On the Quantum Mechanical Scattering Statistics of Many Particles

TL;DR

This paper presents a Bohmian analysis of many-particle quantum scattering, deriving the $S$-matrix probability in the large-distance limit, addressing the complexities of multiple particles arriving at different times.

Contribution

It introduces a straightforward Bohmian approach to analyze many-particle scattering, extending the understanding of $S$-matrix probabilities beyond single-particle scenarios.

Findings

Derives $S$-matrix probability from Bohmian mechanics for many particles.

Shows the limit of large distances yields the standard scattering probabilities.

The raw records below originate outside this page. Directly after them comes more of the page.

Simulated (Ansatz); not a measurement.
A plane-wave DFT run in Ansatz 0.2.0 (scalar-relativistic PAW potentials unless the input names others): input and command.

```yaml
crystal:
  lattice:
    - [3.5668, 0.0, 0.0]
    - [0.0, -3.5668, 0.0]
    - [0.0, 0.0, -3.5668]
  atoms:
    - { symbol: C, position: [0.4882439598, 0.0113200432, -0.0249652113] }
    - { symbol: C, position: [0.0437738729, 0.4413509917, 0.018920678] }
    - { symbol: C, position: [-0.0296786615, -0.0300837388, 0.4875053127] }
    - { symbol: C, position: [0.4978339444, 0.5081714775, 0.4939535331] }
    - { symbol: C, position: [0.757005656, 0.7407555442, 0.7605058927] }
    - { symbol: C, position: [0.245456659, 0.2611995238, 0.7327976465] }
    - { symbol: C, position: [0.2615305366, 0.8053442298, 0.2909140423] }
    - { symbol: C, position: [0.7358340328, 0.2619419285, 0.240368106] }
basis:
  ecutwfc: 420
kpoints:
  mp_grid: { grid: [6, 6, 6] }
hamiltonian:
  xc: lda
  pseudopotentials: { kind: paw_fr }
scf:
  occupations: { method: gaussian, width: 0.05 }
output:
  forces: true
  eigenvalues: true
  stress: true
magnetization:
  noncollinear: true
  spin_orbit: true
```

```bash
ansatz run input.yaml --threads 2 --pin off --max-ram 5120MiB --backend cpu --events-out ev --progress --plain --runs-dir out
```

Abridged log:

Addresses the challenge of multiple particles arriving at different times.

Abstract

The probability of a quantum particle being detected in a given solid angle is determined by the $S$-matrix. The explanation of this fact in time dependent scattering theory is often linked to the quantum flux, since the quantum flux integrated against a (detector-) surface and over a time interval can be viewed as the probability that the particle crosses this surface within the given time interval. Regarding many particle scattering, however, this argument is no longer valid, as each particle arrives at the detector at its own random time. While various treatments of this problem can be envisaged, here we present a straightforward Bohmian analysis of many particle potential scattering from which the $S$-matrix probability emerges in the limit of large distances.